For Mother’s Day 2010 I shared a story with my son that he hadn’t heard before. I told him how the present that he and his dad gave me for my very first Mother’s Day in 1995 has shaped my life in an interesting way, culminating in the presence of Red Humpy.

Although my first husband and I moved to Pagosa Springs in 1993 and have been here ever since, we lived for a very short time in Sun Valley, Idaho when my ex took a job there. We lived in a rental cabin just a hundred yards from the Wood River in Ketchum during the months of April through October. My son would turn one in June of that year so May of 1995 was my first official Mother’s Day and my husband had a present for me. The gift was a flyfishing setup – rod and reel, along with a thick book, ‘the Orvis Flyfishing Guide.’

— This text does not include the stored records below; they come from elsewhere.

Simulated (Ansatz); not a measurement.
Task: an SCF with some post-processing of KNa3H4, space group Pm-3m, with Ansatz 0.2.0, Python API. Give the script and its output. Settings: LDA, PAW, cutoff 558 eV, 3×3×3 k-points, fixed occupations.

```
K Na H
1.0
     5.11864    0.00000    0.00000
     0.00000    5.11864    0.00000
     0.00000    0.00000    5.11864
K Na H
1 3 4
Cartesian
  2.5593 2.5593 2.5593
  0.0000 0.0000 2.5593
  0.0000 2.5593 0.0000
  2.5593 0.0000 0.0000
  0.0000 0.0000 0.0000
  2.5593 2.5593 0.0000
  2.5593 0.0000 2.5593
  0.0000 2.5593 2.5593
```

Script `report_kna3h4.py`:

It was something I didn’t even know I wanted and hadn’t even considered, but was fitting for me at the time. In Pagosa Springs, the rivers and creeks are full of trout and even now, but especially then, there weren’t a lot of people around that were fishing. I would dig up or buy some nightcrawlers (worms), drive 15 minutes to a great fishing spot, and pull out many trout in a short amount of time. The problem was, when you use bait like that the trout usually hit the hook and swallow it deep down in their throat. The hook is difficult to remove and sometimes is so far down that even with a special took the trout bleeds and you have to keep it. If you release a bleeding fish, most likely it will soon die.

So we would fish for a little while, catch plenty, and when we reached two or three injured fish that we had to keep, we stopped fishing. I had heard of catch and release fishing but it never appealed to me and I never thought I would want to try swinging a line back and forth like the guys that I saw flyfishing.

When I received that rod and reel my first Mother’s Day, I was excited to try something new. My son was nearly one and could sit on a blanket in a patch of grass while I practiced casting using the techniques I learned in the Orvis book. I hooked the grass behind me a lot, and kept my son at a safe distance from the flying hook. I never caught any fish that summer, but I didn’t care. I was learning a new skill.

The summer of ’96 I was back in Pagosa Springs and learning how to cast wet flies into my inlaws’ pond that was well-stocked with fat trout.  It was a few years later that I finally met someone who flyfished and could help me with some practicalities that weren’t in the book, but the first two summers of learning from reading helped me get a good grasp on the mechanics of casting, how to utilize the rod design, how to tie the most important knots, and how to build my own leader from various sizes of tippet.

After 15 years of flyfishing, I have probably thrown line with less than a dozen different people. Most of the fishing I do is by myself, and I have developed my own likes and style for catching fish. For a few winters, I learned to tie flies and liked the challenge of learning how to bind the different materials to a hook and make it look like a fly. The first time I caught a fish in the lake with a hare’s ear nymph that I tied, I was giddy. I learned to tie the red humpy fly because I was still getting caught on a lot of trees and losing a lot of my favorite fly, and at $2.50 each for a decent fly, that can add up.

Over the years, I have gotten over my feeling that I was being cruel to fish by catching a one only to release it again. I have enjoyed the calm of being on a small creek and seeking out the spots that I think will hold a fish, attempting the perfect cast and the perfect drift, and feeling successful even when I didn’t catch a single fish, or even make a single cast. Being up in the mountains with plenty of space and time to ponder nothing and everything is a very liberating experience, and I wouldn’t have known that feeling if it weren’t for that very thoughtful Mother’s Day present 15 years ago.

My son will turn 16 next month and is a flyfisherman himself now. He knows what a red humpy is, and now he knows that he had a big part in getting it all started.

Happy Mother’s Day to all you moms out there!